Warning: Spoilers for Pretty Much the Entire Series Below

The more I have watched and rewatched Lost over the years, the more I think I know what it’s really about. All of the larger themes, all of the characters, all of the stories come down to two basic concepts: do you lead or do you follow?

The title itself suggests as much. Lindelof and Cuse told us while the series was still on the air that all of the characters were not just physically lost but emotionally so. And in either case once you realize that you have two choice. You can either wait for someone to tell you what you’re next steps are — in other words, you can follow — or you can take it upon yourself to figure out how to find a way through — or lead.

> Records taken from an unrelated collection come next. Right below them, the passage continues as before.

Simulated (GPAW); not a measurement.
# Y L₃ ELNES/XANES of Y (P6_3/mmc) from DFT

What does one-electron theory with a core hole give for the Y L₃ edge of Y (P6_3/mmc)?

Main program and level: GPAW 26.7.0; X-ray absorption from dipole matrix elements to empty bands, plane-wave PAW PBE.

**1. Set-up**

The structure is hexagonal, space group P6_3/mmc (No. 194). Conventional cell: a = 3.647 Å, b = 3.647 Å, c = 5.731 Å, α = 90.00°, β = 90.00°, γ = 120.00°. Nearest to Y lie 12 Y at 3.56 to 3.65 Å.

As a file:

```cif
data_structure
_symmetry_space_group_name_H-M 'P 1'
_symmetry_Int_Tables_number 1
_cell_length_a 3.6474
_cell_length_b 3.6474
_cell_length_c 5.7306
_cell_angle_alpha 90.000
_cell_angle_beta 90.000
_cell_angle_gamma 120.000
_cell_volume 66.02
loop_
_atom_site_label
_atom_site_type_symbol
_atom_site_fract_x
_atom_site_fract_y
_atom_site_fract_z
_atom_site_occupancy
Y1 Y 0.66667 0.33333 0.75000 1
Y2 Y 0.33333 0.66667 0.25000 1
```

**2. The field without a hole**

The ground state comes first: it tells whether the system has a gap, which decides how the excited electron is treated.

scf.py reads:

Once we understand that the conflicts at the center of the major stories on the series make more sense. This is true of every character and I’ll briefly touch on it here but its always been true of Jack and Locke. One of the many ironies of these two men who were at loggerheads on everything over the series was how alike they were and that’s true of a fundamental concept: neither of them were suited for leadership but neither could follow.

White Rabbit images.

Recall their first major conversation in White Rabbit where Jack is following what he thinks is the ghost of his father into the jungle (we now know what that is) Jack is convinced that he’s being led by something impossible and Locke famously tells him: “What if it is?” When Jack says it isn’t, Locke replies: “Even if it is, let’s say that it’s not.”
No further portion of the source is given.